Last week, I aired my skepticism on the power of (non-parametric) pattern-recognition techniques to predict many political events, and Phil Schrodt responded with a more optimistic take (see here and here). Since then, Phil and I have carried the conversation a bit further via email. As a coda to this discussion, I thought I would post the relevant pieces of that correspondence.
I wrote to Phil:
At the end of your post, you address my point about rare events by saying that sample size doesn’t matter so much for training PR tools, as long as their are recognizable clusters of features in the examples that are available.
Isn’t that a big “if,” though? For most big political events, my prior belief would be that there would be recognizable clusters of features for the event itself, but many possible clusters or sequences of events or other features preceding those. The analogy that comes to mind is the difference between a bobsled track and sledding hill. Where political phenomena work like a bobsled track, following regular patterns to the common destination, then we should be able to learn their patterns from a small number of examples and extrapolate successfully to future instances. My guess, though, is that they’re often more like a sledding hill, where the approaches to the bottom are more varied and conditional (on things like the starting point), even though the destination is ultimately the same. In situations where that’s right, then we would need a much larger set of examples to identify any regularities and extrapolate successfully from them.

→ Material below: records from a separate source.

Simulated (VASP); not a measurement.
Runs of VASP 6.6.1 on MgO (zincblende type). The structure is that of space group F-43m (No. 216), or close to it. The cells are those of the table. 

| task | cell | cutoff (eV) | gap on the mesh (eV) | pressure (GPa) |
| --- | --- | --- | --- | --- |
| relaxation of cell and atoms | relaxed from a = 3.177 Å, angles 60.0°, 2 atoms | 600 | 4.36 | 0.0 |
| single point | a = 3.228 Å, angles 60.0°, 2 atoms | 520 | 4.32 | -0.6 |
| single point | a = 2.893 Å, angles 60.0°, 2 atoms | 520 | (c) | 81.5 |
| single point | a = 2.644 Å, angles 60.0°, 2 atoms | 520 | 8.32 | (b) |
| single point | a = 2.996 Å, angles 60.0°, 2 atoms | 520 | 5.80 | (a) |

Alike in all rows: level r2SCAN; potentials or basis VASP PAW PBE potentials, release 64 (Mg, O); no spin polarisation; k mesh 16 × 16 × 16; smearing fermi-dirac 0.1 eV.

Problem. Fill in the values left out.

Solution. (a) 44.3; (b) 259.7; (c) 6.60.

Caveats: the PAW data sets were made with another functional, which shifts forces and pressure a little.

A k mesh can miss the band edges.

I realize this is, for the most part, an empirical question. Still, I would wager that my original point about the importance of sample size will apply to at least a fair number of the things we might want to forecast in political science.
I sort of agree with you here and sort of not.
On the “bobsled track vs. sledding hill” analogy — which is nice — that is the point (and I realized at the time I needed to elaborate on it) I meant when I used the phrase “clusters and the variance around them.” The question is not just what something looks like and how many points are close to it, but *how* close they are (plus, of course, the issue of the false positives: how many other points are in the vicinity that shouldn’t be?). So normal elections in established democracies probably all look pretty much the same (in some coding scheme); the collapse of coalition governments in established parliamentary democracies probably has more variance that that, but is still reasonably regular (opposition parties signal their intentions before they actually break, etc). Something like genocide is, as you note, probably on the far end of unpredictable, which is to say that there is a great deal of variance and a large number of false positives. So in those instances, one needs to invest a whole lot of effort to try to find those few things that are in common.
Where I’d still make the case for the clustering/PR approach is that I think it usually can work on *less* data than a corresponding frequentist method, particularly one that is depending on large-sample properties (e.g. approximations to the Normal distribution via the Central Limit Theorem). And, I suppose, that the PR methods are probably more robust against violations of assumptions (or, more generally, they tend to be non-parametric) than are the statistical methods. But they will do better with more information than with less.
And that’s where we’ll leave it for now.